Yes! In fact, I found that location first! Visiting the store in New York after that, it was abundantly obvious which was the original, though. ☺
One thing I liked about the Harvard Square store is that it was less crowded, so you could take the time to read all the notes posted on the wall by employees. Both stores shared a complete lack of cynicism and arrogance stereotypical of hyper-intense shops — and these were both off-the-charts intense. I’ve never been around more passionate music lovers who were so excited to share, without belittling anyone who hadn’t heard every disk in the store’s intentionally offbeat inventory.
Interesting article about the closing in the Harvard student paper, The Crimson. Not shocking to discover that it had never been a profitable location, but it was the NY store closing for three weeks in September 2001 that was the last straw for the Cambridge store. Without NY to supply inventory and cash infusions, they had to fold in early 2002.
I do love this quote, though, which sums up a significant part of the experience: Alexis C. Madrigal ’04 said that although he would often walk into the store and not recognize a single song title or band name, he could always leave the store with a CD that he liked.

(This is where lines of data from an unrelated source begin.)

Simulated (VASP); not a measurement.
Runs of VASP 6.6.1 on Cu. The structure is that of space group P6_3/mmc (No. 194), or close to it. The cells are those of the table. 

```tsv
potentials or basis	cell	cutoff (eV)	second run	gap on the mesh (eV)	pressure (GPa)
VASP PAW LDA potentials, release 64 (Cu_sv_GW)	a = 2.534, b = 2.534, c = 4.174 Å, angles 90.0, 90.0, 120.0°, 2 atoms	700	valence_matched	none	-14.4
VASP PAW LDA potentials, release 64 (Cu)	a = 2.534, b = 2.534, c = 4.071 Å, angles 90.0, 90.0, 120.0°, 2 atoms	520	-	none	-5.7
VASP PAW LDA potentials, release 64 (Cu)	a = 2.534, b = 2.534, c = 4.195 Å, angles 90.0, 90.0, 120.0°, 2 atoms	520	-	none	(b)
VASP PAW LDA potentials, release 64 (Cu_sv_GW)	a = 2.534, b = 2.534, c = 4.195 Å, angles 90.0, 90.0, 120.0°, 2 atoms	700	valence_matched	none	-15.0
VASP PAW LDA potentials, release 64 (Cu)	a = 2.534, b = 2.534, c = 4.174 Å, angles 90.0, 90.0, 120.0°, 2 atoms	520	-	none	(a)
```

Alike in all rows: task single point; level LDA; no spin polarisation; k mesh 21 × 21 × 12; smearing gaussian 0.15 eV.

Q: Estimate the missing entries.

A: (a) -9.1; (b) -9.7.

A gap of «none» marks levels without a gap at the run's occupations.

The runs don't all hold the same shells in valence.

That’s the thing. I definitely remember when I’d hung out there long enough that I recognized most of the artists in the bins. LOL But my experience was just like Alexis — I never left empty handed, and the artists that I found there tended to become some all-time favorites.
Now that I think about it, Other Music is where I bought the DFA comp (“Compilation #1”) that had The Rapture before their album came out. I’d already bought the LCD Soundsystem record at Newbury Comics, but Other Music was the only place in town that had the comp.